In MY OPINION there are three types of parents & children.
{1} The 'Over-Protective' Parents:
These parents tend to shield {or protect} their children from everything. Pain, drugs, sex, language, etc. They shield them so well that their child looks for answers elsewhere and most become very rebellious and wind up doing the things their parents were trying to protect them from.
{2}The 'Laid-Back' Parents:
These parents often don't shield their children from anything. They would rather be their child's best friend then their parent. Their children can do 'no wrong' and are 'just finding themselves'. These children are typically more rude to those they are around and can become very rebellious as well. Their rebellion stems more from wanting their parents to 'be parents' and to set some boundaries, not just be another friend.
{3} The 'Just-Right' Parents:
These parents realize that they can't protect their child from everything. They give their child SOME freedom but they have set boundaries and they are always right there when their child 'falls'. They don't promote sex and drugs etc, but they don't try to hide the fact that those things DO EXIST and no matter what they say or do their child may still give them a try. These children typically have the best morals and are the most giving and considerate to those they are around.
Now I'm sure your thinking that I'm wrong. That's fine, you're entitled to your opinion as am I. I didn't say that you couldn't have good, rebellious or average kids in any of the three 'categories', I'm simply saying that these are the 'typical' outcomes that I have observed through my friends and family. I've had friends come from 'Over-Protective' parents that were and/or are good kids. I've also had friends come from 'Laid-Back' parents and they actually have some really good morals and are very sweet people. Then I've also had friends come from 'Just-Right' parents that were/are very rebellious and rude.

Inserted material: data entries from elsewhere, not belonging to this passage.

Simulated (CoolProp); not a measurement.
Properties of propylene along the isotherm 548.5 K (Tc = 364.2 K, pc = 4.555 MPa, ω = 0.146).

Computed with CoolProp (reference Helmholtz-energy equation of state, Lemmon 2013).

The point of all this is to say that you need to raise your children the way you, as parents, see fit for your child. It doesn't matter what other people say or what their opinions are... you are the one that will answer to God for your parenting. If you don't want your child to watch something because there may or may not be subliminal messages in it, then don't let them watch it, same goes for music and so on and so forth. If you want others opinion on how they are raising their children or why they won't allow certain things that's fine, get their opinion but then FORM YOUR OWN! It doesn't matter how spiritual or unspiritual you are, you need to do what's right for you and your family. In the end your child will ultimately decide how they're going to live and who they're going to be. I do believe that society puts pressure on us all but I also believe that the final outcome of what your child chooses to do stems mainly from the type of parent you are. There are no 'Perfect Parents' out there, though I'm sure we all would like to be one.
My husband and I CHOOSE to raise our children in a God fearing home, going to church three+ times a week{health pending}, because that's what we believe and feel is right for our family. We won't protect them from everything because we can't. All we can do is pray that God will help guide us in our journey of parenting and that our children will grow up believing in God and have good morals. You don't have to believe in God, I will not push that on anyone, but I will ask you this.... what is the harm in believing there is something greater out there {ie. God} and find out there isn't, then not believing and finding out there is. You have a much higher price to pay without God.
I know I kind of went a little off topic that last paragraph but I felt the need to add that in there. Please leave me comments... I WANT to know your opinions.
5 comments:
Good post. As I read it, I kept thinking to myself how much you have grown over the past few years. It is a blessing to see the love that you and Richard have for each other as well as for your little ones.
I basically agree with what you have said, but I might add..We can tell our kids what they should and shoudn't do, but they will learn far more from our example.
It's more about our WALK than our TALK.
I have been a parent for over 15 years and I am still learning what works and what doesn't. Thank God He left us the Instruction Manual.
I love how you said that we shouldn't "overly shelter" our children but we still need to "shelter" them. Balance is the key.
Thank you. Balance is definitely the key. I agree that we need to lead by example. We can't just tell our kids not to do something then go out and do it ourselves.
Thanks for the post Shannon...I love what you wrote!
BTW...Jacob kept asking for Emy to come to his house today...
He's such a sweety. Emily would love to come over again. :-)
Shannon,, awesome post! It's like you have been reading my mind! :)~
I agree with Alice, We need to be THE examples for our kids! Let's not be hypocritical. Especially when they become teens! They become smarter about those things. ie; dont dust your bible off on Sundays and put your Christian face on. I know at one time or another in our Christian walk we have all been guilty of this, including me! But on the flipside, I concure with you on not sheltering your kids in a padded box thier whole up-bringing. when they go out into the world, they do want to rebel and experience things. And most don't know how to react/cope with thier surrounding, and tend to "go-with-the-flow" I know from experiences with friends and just from being a mom for close to 20years!! wow I'm old! Anyhoo, not to make light of this terrific post, but please ground your kids in the word, be a good example, give them a little space to make choice/mistakes.. because otherwise they will never learn from them, or know that you as a parent were right!!!